GEORGETOWN — Fresh snow and Maine coastal scenery just might be the perfect union. Most winters, if lucky, we enjoy a few brief weeks of good skiing at water’s edge. We are in the midst of such a glorious period right now.
One of the most magnificent coastal skiing experiences outside Acadia National Park just might be the trail system and beaches of Reid State Park.
When conditions allow, the park staff groom the 2.2-mile North Boundary Trail, and the access road leading a mile out to Half Mile Beach. The packed trail is 2 feet wide, but not set with tracks. Despite the lack of set tracks we easily glided through a beautiful evergreen forest. A recent foot-deep snowfall had plastered the northeast side of the trees in white. Loads of sugary snow sat precariously perched on bowed evergreen branches. Dapples of early morning sun tried valiantly to infiltrate the forest.
The park gate opens at 9 a.m. and closes at 4 p.m. Fees are posted at an Iron Ranger: $4.50 per adult with adults over 65 free of charge. Just past the fee station the road splits, with the plowed left fork leading out to Griffith Head and Mile Beach. Follow the right fork a hundred yards and park at the entrance gate for the unplowed park road leading a mile out to Todds Point and Half Mile Beach.
The North Boundary Trail begins at the closed gate. A sign is posted for skiers, and the trail is marked with blue blazes. It loops over gentle terrain back to the road a hundred yards south of where you began. The trail initially follows along the Seguinland Road, passing two ponds on the left. The dead trees on the far side of each pond looked like giant white pipe cleaners sticking up out of the snow.
Once back out onto the park road we headed south, thankful for the sun on our faces on a chilly, but windless morning. Passing through an open section with vast marshes on each side of us we gazed east to the impressive reach of sand dunes separating us from the ocean. From the parking lot we carefully negotiated a snowdrift strewn trail down onto Half Mile Beach.
We were delighted to find a wide ribbon of crusty snow above the tide zone perfect for gliding down the beach to the Little River. There were diamonds sparkling everywhere, on the freshly fallen snow, and on the calm ocean water. Small rollers politely tumbled onto the beach. Distant sea smoke and morning clouds hovered to the east over the water, with a brilliant blue sky above us.
The fortress-like mass of Seguin with its flashing lighthouse beacon rose out of the sea four miles to the southwest. Across the mouth of the Little River a steep hillside of summer cottages and glades of birches stood watch over the ebbing waters. The skiing was exceptional. We skied up and down the beach three times, all the while focused on the beauty of the sea.
Back at the parking lot we skied up beyond the closed bathhouse for views out to sea and up the long sandy slope of Mile Beach. Four miles to the east the unique octagonal structure of Cuckolds Light clung fast to the ledges off of Southport Island. Further to the east the long line of Damariscove Island rose out of the sea.

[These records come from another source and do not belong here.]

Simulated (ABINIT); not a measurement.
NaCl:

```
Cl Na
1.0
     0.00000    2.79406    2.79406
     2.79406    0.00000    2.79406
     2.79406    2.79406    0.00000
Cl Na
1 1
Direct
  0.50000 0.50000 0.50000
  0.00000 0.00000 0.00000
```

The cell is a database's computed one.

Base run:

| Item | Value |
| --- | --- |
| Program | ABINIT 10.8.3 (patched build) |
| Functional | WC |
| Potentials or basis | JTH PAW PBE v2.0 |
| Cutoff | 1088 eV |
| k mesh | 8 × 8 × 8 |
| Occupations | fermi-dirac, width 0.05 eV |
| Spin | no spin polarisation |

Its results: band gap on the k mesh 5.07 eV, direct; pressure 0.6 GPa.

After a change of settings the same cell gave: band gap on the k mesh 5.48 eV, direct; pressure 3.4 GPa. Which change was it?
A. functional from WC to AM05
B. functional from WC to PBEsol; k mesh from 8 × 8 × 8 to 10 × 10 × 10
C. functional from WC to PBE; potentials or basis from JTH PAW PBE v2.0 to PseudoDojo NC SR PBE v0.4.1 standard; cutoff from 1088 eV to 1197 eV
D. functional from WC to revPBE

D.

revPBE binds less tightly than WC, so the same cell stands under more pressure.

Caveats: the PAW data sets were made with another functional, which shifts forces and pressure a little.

Once back at our car we drove a few hundred yards out to Griffith Head. Before walking the length of Mile Beach we scampered up onto the tall bluffs adjacent to the parking lot for a look up and down the coast. Many species of ducks had gathered in the protected narrows between a series of ledges below us. Bufflehead, goldeneye, black ducks, and a few immature loons floated along the seaweed-clad rocks.
With our binoculars we scanned the western shoreline of Southport Island trying to see if we could pick out Hendricks Head Light at the mouth of the Sheepscot River. There it was, opposite the quaint fishing community of Five Islands. We were also able to identify the rocky northern headlands of Monhegan Island 15 miles out beyond Damariscove.
We were surprised at how steep Mile Beach was, and walked along water’s edge for the flattest route down the beach. Three men were working back and forth with metal detectors looking for World War II ordnance and coins. A flock of 30 sanderlings provided great entertainment, running back and forth with the ebb and flow of waves. It was amazing how fast they moved. It was as if each bird had consumed a six-pack of Red Bull before gathering on the beach for lunch.
Sanderlings breed in the High Arctic during the brief summer season, and winter along the coast from Maine to Florida. We wondered how it came to be that some of these birds would decide to stay in Maine while others would fly much further south to Florida?
Bring your skis the next time a beach walk is in the plans. With the right snow conditions you may create a ski outing that you will treasure forever.
To get to Reid State Park follow Route 127 approximately 12 miles south from Route 1 in Woolwich. A state park sign is posted just before the right turn onto the Seguinland Road.